Thursday, April 21, 2011

Betting Against President Obama

Gold has been in the news lately. The University of Texas disclosure that it has been buying gold as part of its endowment investment put gold in the news. Further, the news of gold futures breaking the $1,500 an ounce mark put gold in the news, as did reports that investors were looking to gold due to the weakening of the U.S. dollar and the Standard and Poor's downgrade of the United States fiscal outlook to negative.

Why invest in gold? Gold is considered a safe-haven for investors. When the dollar weakens, when uncertainty rises, and when the economy weakens, the price of gold tends to rise. Essentially, the worse the financial situation becomes in the United States, the more valuable gold is. The same applies to silver and other precious metals.

Investing in gold, essentially, is a bet against President Obama or the Congress taking action that will greatly improve the United States economy. When President Obama suggests hiking taxes, doesn't want to cut spending enough, won't eliminate unneeded regulation, and continues to side with big unions instead of trying to create conditions that will create jobs, grow the economy, and grow revenues, it's a sign that the future of the country's economy is at risk. An economy at risk means that investors look to buy safe-haven investments. Gold has low risk, because it has intrinsic value. Unlike buying stock in a company, there's no risk of gold going bankrupt. You can't make something out of stock. On the other hand, with gold, you could make jewelry or decorations. Some people even have replacement teeth made out of gold.

Were the United States to have its Aaa rating cut or default on obligations, economic havoc would take place. Stocks would decline in value, the dollar would weaken, and then we would see job loss and greater unemployment leading to a cycle of economic slowdown and progress away from prosperity instead of progress towards it. Meanwhile, the price of gold would go up. If the United States dollar were to weaken by 10 percent today, another $150 an ounce would be added to the price of gold making it worth around $1,650. In our recent interview with a middle class American who has invested in gold, she alluded President Obama's failure to stop the weakening of the United States dollar:
The Report: Some say President Obama is weakening the dollar and that sends gold higher and stocks lower. Do you agree?

Nicole: I bought gold when we were seeing a price of $1,000 an ounce and I still have the gold investment. I could make a profit of over $400 an ounce right now. Barack Obama doesn't seem committed to stopping it. However, the economy is recovering and so my strategy is to have stocks and to have gold because I think both will go higher.

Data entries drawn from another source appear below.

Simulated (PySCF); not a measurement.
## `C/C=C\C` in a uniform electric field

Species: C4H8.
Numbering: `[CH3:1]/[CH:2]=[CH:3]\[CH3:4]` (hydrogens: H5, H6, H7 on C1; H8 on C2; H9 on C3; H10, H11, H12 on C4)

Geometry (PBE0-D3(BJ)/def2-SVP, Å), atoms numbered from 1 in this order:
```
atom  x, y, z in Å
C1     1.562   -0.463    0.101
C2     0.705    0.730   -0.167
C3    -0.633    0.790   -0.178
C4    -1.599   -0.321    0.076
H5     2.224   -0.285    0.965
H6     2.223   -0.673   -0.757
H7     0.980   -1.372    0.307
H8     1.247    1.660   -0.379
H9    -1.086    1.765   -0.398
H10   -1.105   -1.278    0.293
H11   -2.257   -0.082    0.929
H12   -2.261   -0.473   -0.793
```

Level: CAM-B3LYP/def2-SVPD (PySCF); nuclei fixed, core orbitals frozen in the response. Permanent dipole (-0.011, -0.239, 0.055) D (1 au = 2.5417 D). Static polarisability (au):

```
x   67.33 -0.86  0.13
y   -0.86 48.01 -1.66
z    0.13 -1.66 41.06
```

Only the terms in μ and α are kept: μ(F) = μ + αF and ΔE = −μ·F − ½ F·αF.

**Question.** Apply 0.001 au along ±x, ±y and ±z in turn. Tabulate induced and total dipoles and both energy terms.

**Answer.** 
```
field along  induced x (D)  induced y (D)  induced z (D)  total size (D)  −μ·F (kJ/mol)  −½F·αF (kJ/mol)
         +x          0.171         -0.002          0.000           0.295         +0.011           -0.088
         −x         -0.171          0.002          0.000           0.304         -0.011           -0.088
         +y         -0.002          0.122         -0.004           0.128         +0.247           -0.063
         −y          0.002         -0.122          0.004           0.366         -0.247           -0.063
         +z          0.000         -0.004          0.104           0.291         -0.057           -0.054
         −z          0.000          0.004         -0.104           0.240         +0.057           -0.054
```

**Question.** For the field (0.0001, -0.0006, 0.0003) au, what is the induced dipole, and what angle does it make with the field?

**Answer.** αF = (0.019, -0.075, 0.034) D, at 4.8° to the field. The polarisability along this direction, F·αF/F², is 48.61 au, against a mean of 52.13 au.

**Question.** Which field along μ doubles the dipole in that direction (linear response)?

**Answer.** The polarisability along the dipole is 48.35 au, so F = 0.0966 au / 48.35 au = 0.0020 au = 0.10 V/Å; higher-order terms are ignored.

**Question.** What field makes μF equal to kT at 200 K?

Investors who are hoping to earn a profit by buying gold now and selling it later are essentially expecting President Obama to fail, and the price of gold to go up as a result, earning them a profit. So far, they've been right. When President took office, gold was under $1,000 an ounce. An investor who bought gold on the day of President Obama's inauguration could sell it now for a 50% profit. Betting against President Obama worked for over two years, and there's a good chance that it will continue to work for the remainder of his term in office.

1 comment:

  1. If I ran a casino, I'd take like 4:1 bets on Obama's re-election. For every dollar someone bet, I'd pay $4 if Obama won again.